New York’s state government has a reputation for nanny-state-ism. But even with that reputation in mind, many were surprised by the news that Governor Kathy Hochul’s administration is reportedly considering a flat ban on the sale of tobacco products in New York.
“The pro-legal weed Hochul administration is quietly trying to fire up support for a complete ban on the sale of tobacco products in New York,” the New York Post reports. “The state Health Department commissioned a new survey aimed at gauging support for an all-out prohibition — despite Gov. Hochul’s failure to secure support from state legislators to include a ban on menthol cigarettes and other flavored tobacco products in the yet-to-be-approved state budget.”
— New York Post (@nypost) April 22, 2023
“An outright ban being considered… is all new territory,” an anonymous source told the Post. “And I’ve never seen anything like this where [the state] uses this kind of focus grouping, alliance building, momentum building.”
If the Hochul administration does move forward with such a plan, it would be an enormous mistake.
For one, it’s a simple matter of freedom. Smoking cigarettes is bad for you, and people really shouldn’t do it if they care about their long-term health. But we live in a free country, and freedom for adults necessarily means the freedom to make bad decisions about their own lives.
Secondly, banning the legal sale of tobacco products in New York wouldn’t erase the massive demand for these products. It would simply move the entire market underground, leading to a huge spike in black market activity. That means a big risk of product contamination, huge amounts of lost tax revenue, and a rise in conflict between the police and everyday New Yorkers.
Don’t forget that the now infamous case of Eric Garner, who was killed by NYPD officers, all happened over him selling cigarettes under the table. Tragedies like this would become even more common if the entire tobacco industry was pushed into the black market in New York.
“I think it would be bizarre for the state to create another category of illegal product that could lead to more conflict between law enforcement and the community,” the New York Association of Convenience Store Owners President Kent Sopris told the Post.
More broadly, all this would be a boon to criminals and gangs—who’d gain huge new revenue sources—while hurting legal enterprises and law-abiding business owners who rely on cigarette sales to stay afloat.
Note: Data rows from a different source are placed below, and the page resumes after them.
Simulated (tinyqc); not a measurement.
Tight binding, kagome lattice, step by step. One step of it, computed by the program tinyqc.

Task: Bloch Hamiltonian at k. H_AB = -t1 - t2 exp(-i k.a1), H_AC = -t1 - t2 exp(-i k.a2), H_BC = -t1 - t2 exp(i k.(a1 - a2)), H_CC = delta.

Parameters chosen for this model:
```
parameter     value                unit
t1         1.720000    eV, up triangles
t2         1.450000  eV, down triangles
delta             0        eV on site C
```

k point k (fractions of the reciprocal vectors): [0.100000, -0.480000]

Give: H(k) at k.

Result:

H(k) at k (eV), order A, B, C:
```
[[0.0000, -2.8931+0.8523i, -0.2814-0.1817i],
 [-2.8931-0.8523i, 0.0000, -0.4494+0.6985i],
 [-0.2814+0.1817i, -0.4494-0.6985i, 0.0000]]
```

Some have pointed out the seeming inconsistency if the Hochul administration were to ban tobacco products while allowing recreational marijuana. Then again, many of those pointing out this inconsistency, like Sen. Ted Cruz, are inconsistent in their own right, because they’re outraged over the prospect of banning tobacco sales but don’t support marijuana legalization.
Now do pot. https://t.co/he6U5WaPnG
— Brad Polumbo 🇺🇸⚽️🏳️🌈 (@brad_polumbo) April 23, 2023
The right answer here is clear. New Yorkers should pressure Kathy Hochul to abandon this absurd idea. New York desperately needs policy reforms that make doing legal business easier, not harder, and that discourage crime rather than embolden it.